Page MenuHomePhabricator

rewrite quickIsNFCVerify() to use preg_match() with an offset to accommodate larger files
Open, LowestPublicFeature

Description

Broken out from T30146, which started with a narrower focus which was solved by a narrower fix.

Per notes & patches on that bug, the preg_match_all() in UtfNormal::quickIsNFCVerify uses a lot of memory for mixed ASCII/non-ASCII strings such as one finds in languages using Latin scripts with accented or other non-ASCII letters.

This results in hitting memory limits on largeish input strings, much sooner than we really ought to.

Rewriting the function so that it works through the string in chunks as it's splitting should avoid that huge memory bump, but my initial tests were too slow using preg_match and an offset, and still slowish using preg_replace_callback.

includes/normal/UtfNormalMemStress.php can be used to stress-test this.


Version: 1.18.x
Severity: enhancement

Details

Reference
bz28427

Event Timeline

bzimport raised the priority of this task from to Lowest.Nov 21 2014, 11:33 PM
bzimport set Reference to bz28427.
bzimport added a subscriber: Unknown Object (MLST).

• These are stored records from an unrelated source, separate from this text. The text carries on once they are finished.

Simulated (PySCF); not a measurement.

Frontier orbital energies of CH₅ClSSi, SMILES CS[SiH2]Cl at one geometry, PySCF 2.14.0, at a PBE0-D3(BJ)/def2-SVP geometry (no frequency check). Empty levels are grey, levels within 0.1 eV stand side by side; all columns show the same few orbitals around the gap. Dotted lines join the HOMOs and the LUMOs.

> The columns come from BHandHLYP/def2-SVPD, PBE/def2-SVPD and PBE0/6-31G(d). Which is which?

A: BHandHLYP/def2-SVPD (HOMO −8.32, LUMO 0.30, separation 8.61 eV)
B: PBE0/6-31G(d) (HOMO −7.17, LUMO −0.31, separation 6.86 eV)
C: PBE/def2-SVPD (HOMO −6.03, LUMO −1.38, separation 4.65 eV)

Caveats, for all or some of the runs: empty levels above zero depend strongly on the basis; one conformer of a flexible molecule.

I suppose that this error is related to this bug?

PHP fatal error in
/usr/local/apache/common-local/php-1.17/includes/normal/UtfNormal.php line 285:
Allowed memory size of 125829120 bytes exhausted (tried to allocate 71 bytes)

http://fr.wikisource.org/w/index.php?title=Fichier:Port_-_Dictionnaire_historique,_g%C3%A9ographique_et_biographique_du_Maine-et-Loire,_tome_1.djvu&action=purge

This is a big file: 882 pages (85,71 Mo)

That'll be another instance of bug 28146 with the djvu text extraction; merging the fix for that to 1.17 and deployment should resolve it.

Hi veteran contributors. Is this problem still valid? Is General/Unknow its best location?

Marking as Lowest, since nobody seems to be working or planning to work on this currently.

Aklapper changed the subtype of this task from "Task" to "Feature Request".Feb 4 2022, 11:02 AM

The code still exists with the same issue, but it's extremely unlikely to cause errors in production. I don't see any such errors in Logstash.